ISRAEL’S BIGGEST-circulation daily newspaper, Yedioth Ahronoth, has this week called Archbishop Giuseppe Lazzarotto’s appointment last week as papal nuncio to Israel “an embarrassment and a humiliation”, largely because of his conduct during the clerical sex abuse crisis in Ireland.
In particular, the newspaper highlighted the fact that the Murphy commission report on clerical child sex abuse in the Dublin archdiocese reported that a request to the nuncio in February 2007 for “documents in his possession relevant to the commission’s terms of reference” received no reply.
The commission said it received no reply primarily because it had not approached either the Vatican’s Congregation for the Doctrine of the Faith in Rome or the nuncio in Ireland “through appropriate diplomatic channels”.
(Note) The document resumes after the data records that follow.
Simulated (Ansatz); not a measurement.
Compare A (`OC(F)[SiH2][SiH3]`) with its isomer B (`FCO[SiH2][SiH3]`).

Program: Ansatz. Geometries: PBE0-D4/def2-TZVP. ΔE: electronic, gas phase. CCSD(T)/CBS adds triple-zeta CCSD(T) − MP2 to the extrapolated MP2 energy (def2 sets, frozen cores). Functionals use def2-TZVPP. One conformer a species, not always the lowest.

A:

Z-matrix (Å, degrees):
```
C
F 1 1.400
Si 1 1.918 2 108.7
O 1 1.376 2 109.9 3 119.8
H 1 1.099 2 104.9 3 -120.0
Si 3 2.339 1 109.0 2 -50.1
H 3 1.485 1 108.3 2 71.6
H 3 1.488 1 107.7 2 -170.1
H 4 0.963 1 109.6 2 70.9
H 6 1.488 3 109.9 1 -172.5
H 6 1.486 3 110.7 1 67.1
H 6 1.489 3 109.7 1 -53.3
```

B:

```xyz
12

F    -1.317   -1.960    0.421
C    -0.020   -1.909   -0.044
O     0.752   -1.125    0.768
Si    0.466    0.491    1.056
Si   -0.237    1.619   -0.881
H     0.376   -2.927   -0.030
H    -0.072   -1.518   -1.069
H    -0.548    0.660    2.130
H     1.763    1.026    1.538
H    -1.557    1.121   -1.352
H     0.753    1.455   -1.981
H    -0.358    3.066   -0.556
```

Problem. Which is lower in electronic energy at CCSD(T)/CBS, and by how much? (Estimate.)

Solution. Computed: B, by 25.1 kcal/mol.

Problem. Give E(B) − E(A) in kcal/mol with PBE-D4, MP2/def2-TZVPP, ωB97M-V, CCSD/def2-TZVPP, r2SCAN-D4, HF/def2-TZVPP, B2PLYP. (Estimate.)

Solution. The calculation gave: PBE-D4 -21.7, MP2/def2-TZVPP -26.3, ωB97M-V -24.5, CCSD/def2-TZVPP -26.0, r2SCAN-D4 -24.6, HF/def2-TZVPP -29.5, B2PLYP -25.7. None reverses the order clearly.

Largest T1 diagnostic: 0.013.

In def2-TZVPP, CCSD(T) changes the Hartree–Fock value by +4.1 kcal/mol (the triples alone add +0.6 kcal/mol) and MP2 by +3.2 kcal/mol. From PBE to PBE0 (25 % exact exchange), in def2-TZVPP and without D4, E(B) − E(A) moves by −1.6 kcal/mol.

The Israeli newspaper said: “[This] appointment is a slap in Israel’s face . . . Therefore, Israel must demand clarifications from the Vatican and Ireland regarding the archbishop’s conduct during the paedophilic priest scandal – before his term as ambassador to Israel begins.”
Holy See and Israeli diplomatic sources last night played down reports of diplomatic “tensions” caused by the appointment.
Senior Vatican spokesman Fr Federico Lombardi said the media criticism of the new nuncio was without foundation.
An Israeli government spokesman told The Irish Times that relations between the Holy See and Ireland were “not the concern” of Israel.
He added: “The state of Israel and the Holy See have good relations which are founded on mutual trust. Israel has agreed to the appointment of Archbishop Giuseppe Lazzarotto as the new ambassador to Israel, as suggested by the Holy See. We wish the new nuncio success in his post.”